Grant recipient
Neven Allgeier
Neven Allgeier Istanbul has held a very strong appeal for me for quite some time now. It started in 2018. That’s when I took my first trip for a magazine I was working for and had the fortune to portray and get to know several of the people involved in the local culture scene. Some initial friendships and connections came out of that trip—and grew stronger every time I went back. What’s more, with every visit I became more and more aware of the city’s cultural complexity, the social strata that have emerged there over centuries, and the influences exerted by very different population groups to the present.
During my stays—most recently in the framework of the residency grant—I had a lot of conversations: about political upheavals, growing economic uncertainty, a feeling of instability. There’s a tangible sense of exhaustion, and again and again it’s linked to the question of whether to stay or to leave. What fascinates me in the midst of this fragile situation is many people’s courage to create visibility and space for expression despite everything, both for themselves and for others. Non-commercial art spaces, queer clubs, and temporary collectives radiate an energy I find extremely impressive. It’s pervaded with a sense of urgency and a desire for self-determination, but also with mutual caring and solidarity.
HKST Do you see your imagery—whether it originated in Istanbul or somewhere else—more as personal reflection or more as commentary on society?
Allgeier To an extent, I think a large share of personal reflection is unavoidable in my imagery. By combining various motifs, I often even deliberately create new narratives that depart from a purely documentary approach and put the focus on subjectiveness and various interpretations.

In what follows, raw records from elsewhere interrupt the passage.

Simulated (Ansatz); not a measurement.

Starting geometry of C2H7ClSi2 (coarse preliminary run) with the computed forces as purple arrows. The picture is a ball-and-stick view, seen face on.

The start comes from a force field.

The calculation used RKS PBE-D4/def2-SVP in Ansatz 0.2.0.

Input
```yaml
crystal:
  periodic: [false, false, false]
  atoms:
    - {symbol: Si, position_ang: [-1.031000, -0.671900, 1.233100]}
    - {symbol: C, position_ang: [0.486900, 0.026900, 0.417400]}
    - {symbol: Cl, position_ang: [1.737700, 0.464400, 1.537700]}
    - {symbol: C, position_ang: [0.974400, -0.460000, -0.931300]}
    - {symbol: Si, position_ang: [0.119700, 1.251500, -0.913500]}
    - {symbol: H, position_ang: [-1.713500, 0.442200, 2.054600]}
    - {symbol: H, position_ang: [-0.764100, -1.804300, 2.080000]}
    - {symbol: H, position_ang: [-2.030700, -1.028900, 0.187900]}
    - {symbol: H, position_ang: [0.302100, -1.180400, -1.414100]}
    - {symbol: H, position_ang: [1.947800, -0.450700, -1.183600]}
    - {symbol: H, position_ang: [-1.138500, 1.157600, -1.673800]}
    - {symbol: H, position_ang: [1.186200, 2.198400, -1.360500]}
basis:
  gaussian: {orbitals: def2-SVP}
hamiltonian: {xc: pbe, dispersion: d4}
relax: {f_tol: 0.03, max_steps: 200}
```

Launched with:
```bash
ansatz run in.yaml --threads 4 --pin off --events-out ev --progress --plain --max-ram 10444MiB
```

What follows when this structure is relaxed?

At the same time, already in the process of choosing the portrait subjects, a joint aspect comes into play. One essential characteristic of my photographic practice is that I don’t make my choices according to any supposed importance, for example based on large social media presence or—in the case of artists I photograph—institutional presence. On the contrary, what I look for is an organic access to local structures, and I decide who to portray based on conversations and recommendations by various local people. On the one hand, this is my way of subverting my own power of decision as an outside observer and of keeping myself from taking an appropriative approach to the portrayals, especially in socio-culturally precarious contexts. On the other hand, I strive for works that convey an open conception of authorship and reflect the perspectives and thoughts of many people.
The images in their entirety no doubt contain a political statement and a clear reference to society’s developments and themes. I nevertheless make an effort not to provide the viewers with any ready-made answers, but instead to create spaces where they can find their own interpretations and meanings. It is precisely in that process that I see an opportunity to make diversity and complexity tangible with regard to a situation.
HKST You sometimes show cityscapes, landscapes, or closeups of the natural environment side by side with your portraits. With their glowing suns, diffuse lighting, and often tilted horizons, you present what could almost be called a romantically tinged, but also unsettlingly fragile world. What appeals to you about these constellations?
Allgeier I call them Environments—the unpeopled sceneries I juxtapose with the portraits. In them, I explore an ambiguity that oscillates between an almost fairy-tale-like, romanticized experience of nature on the one hand and dystopia on the other. The light atmosphere is an elementary aspect of these images. The sceneries are often flooded with light, but it’s unclear whether its main source is a rising or a setting sun. That creates a basic, emotion-charged mood as well as uncertainty as to whether something is beginning or ending. And in the sceneries that can be read as beautiful, even kitschy, at first sight, there are also frequent deliberate disconnects. These disconnects can seem accidental or harmless, but on a subliminal level they destroy the idyll and point to matters such as climate change and increasing environmental disasters.
In my publication Fading Temples (2022) and most recently the exhibition Drown in Dreams in the Nassauischer Kunstverein Wiesbaden (2024), I put portraits and Environments—the latter not shot in the same locations as the former—together to create pairs. When viewed side by side, the images detach, to an extent, from the reality of the moment captured and join to form new spaces of reality that circumvent what we generally conceive of as ‘normal’. In the interplay between the two genres, the Environments can be read—despite their aesthetic autonomy—as projection surfaces or stages for the respective protagonists.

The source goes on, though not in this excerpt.